Buyers’ guide: Data deduplication

Exponential data growth is emerging as arguably the biggest issue IT managers face. But, handily, data deduplication is one available tool to help tackle the problem. Tim Lohman reports.

Comments

Assessing a Dedupe Solution

So, it’s pretty clear that dedupe can be a pretty powerful technology, but given the breadth of offerings in the marketplace — either as part of a wider suite of information management tools or as standalone solution — consideration needs to be given to a few things before deciding on a solution.

The first step in this process, Forrester analyst, Tim Sheedy advises, is to take a step back and ask whether the dedupe solution you are acquiring is to address a single point problem or whether there is a broader organisational requirement for dedupe.

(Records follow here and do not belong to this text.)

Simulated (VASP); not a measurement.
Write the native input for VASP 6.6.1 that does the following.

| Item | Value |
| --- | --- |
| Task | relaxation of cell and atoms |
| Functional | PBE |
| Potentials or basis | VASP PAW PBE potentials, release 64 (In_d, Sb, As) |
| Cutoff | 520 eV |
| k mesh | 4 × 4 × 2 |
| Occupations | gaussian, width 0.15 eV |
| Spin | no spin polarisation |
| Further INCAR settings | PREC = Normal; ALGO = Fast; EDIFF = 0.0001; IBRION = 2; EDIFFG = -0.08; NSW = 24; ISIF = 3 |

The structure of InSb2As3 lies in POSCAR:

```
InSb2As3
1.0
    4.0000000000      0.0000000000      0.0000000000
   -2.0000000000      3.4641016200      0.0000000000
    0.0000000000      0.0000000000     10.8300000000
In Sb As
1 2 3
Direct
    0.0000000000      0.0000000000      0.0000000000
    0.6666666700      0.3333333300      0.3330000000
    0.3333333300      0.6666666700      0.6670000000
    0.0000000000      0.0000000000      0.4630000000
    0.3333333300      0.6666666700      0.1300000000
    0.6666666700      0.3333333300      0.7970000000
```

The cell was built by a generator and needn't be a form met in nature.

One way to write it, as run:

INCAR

“Is it a single requirement to get rid of excess customer records or do you need to do broader data quality, cleansing or enhancement, as that’s when you’ll begin looking at an external third party provider as opposed to buying a piece of software and managing it yourself,” Sheedy says.

Assessing whether you need to do the deduping in-line or after-the-fact will also drive you to a different set of vendors, as will assessing how well a potential vendor sits within your broader architecture. As mentioned above, you’ll also want to consider whether a broader suite of information tools, rather than a stand alone data dedupe solution is appropriate.

“The problem with the whole information management landscape over the past few years is that you have a single piece of software for data quality, another for dedupe, another for data loading and ETL [extract, transform, and load] so that you end up managing 15 or 20 vendors and you have to integrate it all yourself or pay a lot of money to an IBM, CSC or Accenture to come in and do it for you,” Sheedy says.

“The advantage of the big companies is that they integrate all this themselves so you know your BI and ETL and other applications will work together.”

Another crucial consideration is to determine whether post- or pre-processing dedupe is right for you. In the post-processing camp, TechnologyOne’s Bauer says his organisation decided on its particular solution for reasons of speed and effectiveness.

“We found [post-processing] dedupe generates better dedupe than the in-line as it has more time and available resources to process the deduping and assess the blocks against the dedupe pattern it has already created,” he says.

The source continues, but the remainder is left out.